There are eight lakes in the Kenyan Rift Valley, where tectonic plates are moving apart. Some of them – Turkana, Baringo and Naivasha – are freshwater lakes and semi-saline lakes, and support about 1 million people living close to them, as well as most of Kenya’s flower industry. Others are salt lakes and sustain wildlife as well as local industries, such as Lake Magasi, an alkaline sodium carbonate lake, where this mineral is extracted for different industrial uses.

The lakes rose gradually throughout the 2010s, then faster after heavy rains in early 2020. The rising waters have caused large-scale displacements, inundating farmland and residential areas. They have also brought crocodiles and hippos close to dwellings, resulting in more attacks. The ecosystem balance has also been affected; Lake Turkana, the world’s largest alkaline lake, is rich in blue-green algae that provide food for lesser flamingos. But the algae cannot thrive in the diluted water, so the number of flamingos in the lake has declined.

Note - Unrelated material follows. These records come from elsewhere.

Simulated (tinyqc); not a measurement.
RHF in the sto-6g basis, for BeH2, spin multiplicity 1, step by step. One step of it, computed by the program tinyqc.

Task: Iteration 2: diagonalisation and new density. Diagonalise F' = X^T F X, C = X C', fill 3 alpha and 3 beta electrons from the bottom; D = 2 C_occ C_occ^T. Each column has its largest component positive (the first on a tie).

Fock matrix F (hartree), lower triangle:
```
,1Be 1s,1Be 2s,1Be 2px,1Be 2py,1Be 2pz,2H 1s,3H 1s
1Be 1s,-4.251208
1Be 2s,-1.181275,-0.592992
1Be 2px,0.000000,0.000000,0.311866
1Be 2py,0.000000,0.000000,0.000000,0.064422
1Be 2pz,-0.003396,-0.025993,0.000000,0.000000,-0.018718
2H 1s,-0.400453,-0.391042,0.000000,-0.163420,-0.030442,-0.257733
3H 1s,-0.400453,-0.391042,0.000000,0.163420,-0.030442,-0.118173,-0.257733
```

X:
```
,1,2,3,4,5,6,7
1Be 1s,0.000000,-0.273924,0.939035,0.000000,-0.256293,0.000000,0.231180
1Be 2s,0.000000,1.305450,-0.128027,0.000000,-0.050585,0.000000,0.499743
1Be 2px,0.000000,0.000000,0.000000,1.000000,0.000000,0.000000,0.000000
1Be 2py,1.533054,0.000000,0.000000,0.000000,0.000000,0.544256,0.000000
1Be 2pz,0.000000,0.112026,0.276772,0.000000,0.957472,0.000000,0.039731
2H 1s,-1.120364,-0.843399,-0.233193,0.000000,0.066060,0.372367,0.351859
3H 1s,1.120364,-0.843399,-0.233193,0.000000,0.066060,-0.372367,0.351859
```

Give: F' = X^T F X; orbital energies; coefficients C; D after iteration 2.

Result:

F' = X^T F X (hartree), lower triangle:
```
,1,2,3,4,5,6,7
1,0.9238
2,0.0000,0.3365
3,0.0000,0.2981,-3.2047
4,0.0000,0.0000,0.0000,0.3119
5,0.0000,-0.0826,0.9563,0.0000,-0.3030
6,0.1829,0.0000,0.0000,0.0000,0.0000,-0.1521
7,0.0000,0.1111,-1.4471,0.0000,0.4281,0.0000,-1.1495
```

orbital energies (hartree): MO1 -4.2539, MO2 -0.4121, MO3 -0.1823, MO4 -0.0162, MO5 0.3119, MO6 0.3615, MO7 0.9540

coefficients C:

In 2021 a report by UNEP studied Lake Turkana, between Ethiopia and Kenya, concluding that the exceptional flooding such as that occurred in 2020 is “likely to become more regular in the future without any adaptation measures”, as climate change would likely lead to heavier rains. The reports called for measures such as improved international cooperation, as well as reforestation, agroforestry and avoiding construction in areas at risk of flooding. “There is still a mindset in Kenya that lake water levels are constantly falling, which makes planning difficult,” said Tito Ochieng, Director of Water in Kenya’s Turkana County.

Lake Victoria, to the west, also experienced exceptional flooding in 2020. George William Omony, a senior meteorologist at the Uganda National Meteorological Authority, said that above-average rainfall plays a major role in causing the lake’s backflow – when the lake spills over onto its shores – but the phenomenon has been amplified by human activities. Land clearance for farming and human settlements increases erosion and the amount of silt that ends up in rivers, which then hold less water and overflow. He also noted extreme flooding follows a cycle of drought and heavy rainfall that happens every 50 years in Lake Victoria. Dams have a significant role in regulating the amount of water that flows in and out of the lake. Uganda’s Nalubaale dam controls the flow of water out of Lake Victoria into the Nile, while the Kenyan government is planning major dams to regulate the amount of water that flows into the lake from the Nyando, Nzoia and Yala rivers, in an effort to reduce flooding.

The cyclical rise of the lakes explains in part the current lakes’ rising. Hydrologist Sean Avery has noted that the lakes have been even higher in the past, and the trend towards higher rainfall means higher lake levels can be expected in the future. He also points to environmental degradation and changes in land use as contributing factors to the extreme flooding, as they cause the runoff in the catchment – both water and sediment – to increase. He explains that human pressures vary in the different lakes, including land clearing, excessive water withdrawal to feed growing development, pollution, flow regulation, excessive river inflows, etc.

Others have linked the rising lakes to tectonic activity, with a theory saying that as the Rift valley separates, groundwater from an unknown aquifer is feeding the lakes. But it would not explain the rise in Lake Victoria, which is not on either branch of the Rift Valley.

After the UNEP’s report on Lake Turkana, in 2021 the Government of Kenya and the UNDP also released a report looking at rising water levels in the Rift Valley lakes and Lake Victoria. It concluded that the main reason for the rising water levels is climate change, noting also that changes in land use practices have increased runoff into the lakes. It also mentions a possible role of geological factors, and noted that there was a significant rise in lake levels previously in 1901 and in 1963.

The last decade has seen above-average rainfall in Kenya’s lake catchments and the trend is expected to continue, driven by climate change. Although the high lake water levels are not unprecedented, they are a cause for concern as development pressures (land clearing, degradation of wetland and riparian areas) will aggravate the impact of climate change. Maintaining vegetation cover and controlling land uses that damage the environment are key to adapting and limiting damages to ecosystems, people and property.